Where to see autumn colour in Sussex
Dust off the walking boots and grab that camera - we've got 10 of the best places in Sussex for enjoying all the visual delights autumn has to offer.
Sheffield Park, Uckfield
This lovely 250 acre National Trust garden was planted with autumn in mind, and comes into its own as the leaves turn. The woodlands play host to a festival of colour, and the red and gold acer grove is a highlight of the autumn garden. Dogs are welcome, booking essential.
Michelham Priory House & Gardens, Upper Dicker
Visitors to these lovely gardens, which date back to 1229 and are encircled by the country’s largest moat will be treated to some tree-mendous sights this autumn. Head gardener James Neal is especially proud of this Hollow Oak; “Its a tree our visitors love to experience and is at least 500 years old, its so hollow that you can poke your head inside and look up to the sky.”
Nymans, near Handcross
Set in the High Weald with splendid views, the Nymans estate is a series of experimental designs with spectacular planting and all-year-round beauty, created in the fashion of early 20th century gardening. Both a horticulturalist’s dream and a peaceful country garden, it’s easy to lose yourself in its intimate and surprising corners.
Standen, East Grinstead
This 12 acre hillside garden is a seasonal delight and home to an award winning plant collection. Wider footpaths on the estate lead into the Ashdown Forest and High Weald area of Outstanding Beauty. (And to warm up you can explore inside the picture perfect Arts & Crafts family home complete with William Morris interiors.)
Tilgate Park, Crawley
This large recreational park situated south of busy Crawley is a hidden gem and brilliant with kids. Originally a 2,185-acre part of an ancient Forest, the park houses a huge lake, the gardens of a former country mansion, large play area plus nature centre featuring captive breeding of vulnerable and endangered animal species
West Dean Gardens, near Chichester
For cracking autumn colour you can’t beat West Dean. Creatively inspired by its heritage and South Downs setting, the site include a Walled Kitchen garden, 13 working Victorian glasshouses, a stunning 300 foot Edwardian Pergola, and a fifty acre arboretum accessed by a beautiful two mile parkland walk. (Don’t worry there’s a tea room, but do book in advance.)
These world-famous Grade 1 listed gardens near Horsham do autumn very, very well indeed. Hundreds of different types of trees put in the most spectacular display, joined by woodland fungi. Don’t miss the oak and acer walk for blazing reds and bronzes, and follow beech trees down to the lakes to see the seasonal finery reflected in the water. The resident wallaby herd is easy to spot as it forages through the gardens. Worked up an appetite? Book Afternoon Tea in the restaurant.
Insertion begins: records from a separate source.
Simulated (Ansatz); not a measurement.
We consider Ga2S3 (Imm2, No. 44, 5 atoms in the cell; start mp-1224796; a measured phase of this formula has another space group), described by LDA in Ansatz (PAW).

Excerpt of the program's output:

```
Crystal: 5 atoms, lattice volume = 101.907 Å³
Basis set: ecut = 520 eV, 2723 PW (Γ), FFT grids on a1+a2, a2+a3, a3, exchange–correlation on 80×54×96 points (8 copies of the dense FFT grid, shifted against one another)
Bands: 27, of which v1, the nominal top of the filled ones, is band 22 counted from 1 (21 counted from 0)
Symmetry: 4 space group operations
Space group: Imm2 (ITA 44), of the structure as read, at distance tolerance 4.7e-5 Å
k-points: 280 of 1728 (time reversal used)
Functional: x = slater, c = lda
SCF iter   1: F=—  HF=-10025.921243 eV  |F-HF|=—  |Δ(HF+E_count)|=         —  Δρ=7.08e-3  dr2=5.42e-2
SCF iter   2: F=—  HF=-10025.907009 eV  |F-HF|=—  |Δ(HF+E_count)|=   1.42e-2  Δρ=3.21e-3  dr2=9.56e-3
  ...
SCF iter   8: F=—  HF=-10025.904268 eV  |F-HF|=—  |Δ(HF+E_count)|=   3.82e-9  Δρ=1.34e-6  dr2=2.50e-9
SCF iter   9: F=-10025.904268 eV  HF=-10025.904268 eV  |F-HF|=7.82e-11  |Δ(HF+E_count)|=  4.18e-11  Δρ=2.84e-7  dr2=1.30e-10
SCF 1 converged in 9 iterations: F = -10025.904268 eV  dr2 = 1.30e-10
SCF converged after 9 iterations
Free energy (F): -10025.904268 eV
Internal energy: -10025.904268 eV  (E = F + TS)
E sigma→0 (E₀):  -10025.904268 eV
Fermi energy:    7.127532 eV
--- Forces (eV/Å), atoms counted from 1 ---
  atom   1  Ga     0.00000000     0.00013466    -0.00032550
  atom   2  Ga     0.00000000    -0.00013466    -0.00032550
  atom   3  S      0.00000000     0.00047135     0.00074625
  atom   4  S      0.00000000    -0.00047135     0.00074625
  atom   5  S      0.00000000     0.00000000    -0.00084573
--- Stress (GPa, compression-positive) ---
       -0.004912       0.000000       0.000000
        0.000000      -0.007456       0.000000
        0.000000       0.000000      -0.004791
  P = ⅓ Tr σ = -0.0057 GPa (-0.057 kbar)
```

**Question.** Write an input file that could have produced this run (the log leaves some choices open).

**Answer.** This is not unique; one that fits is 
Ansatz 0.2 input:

Wakehurst Place, Ardingly, Haywards Heath
Kew’s sister site is the perfect place to catch autumn colour, with the wild botanic gardens transformed into a riot of reds, oranges, yellows and bronze. It’s a great spot for a family visit with heaps of space to run riot and plenty of Insta-opps. Don’t miss the sweet-smelling katsura tree by the Mansion Pond – it’s known as the candyfloss tree thanks to the scent given off by its autumn leaves.
Ashdown Forest, Forest Row, East Sussex
Famously the home of a certain Winnie The Pooh, Ashdown Forest houses another rarity, a heathland habitat. Think golden bracken and a purplish glow from the heather. It’s also a former deer-hunting forest and still hosts a few Bambi today. Walkers and horse riders are welcome in the Forest itself but, bizarrely, cycling’s a no-go.
RSPB Pulborough Brooks, Pulborough
The woodlands of this reserve in the Arun Valley turn golden this season, and the floors are studded with jewel-like fungi – spot them all following the trail around the heath. Wildlife is drawn like a magnet to this wetland habitat, and you can check what species has recently been sighted on the chalkboard at the visitor centre.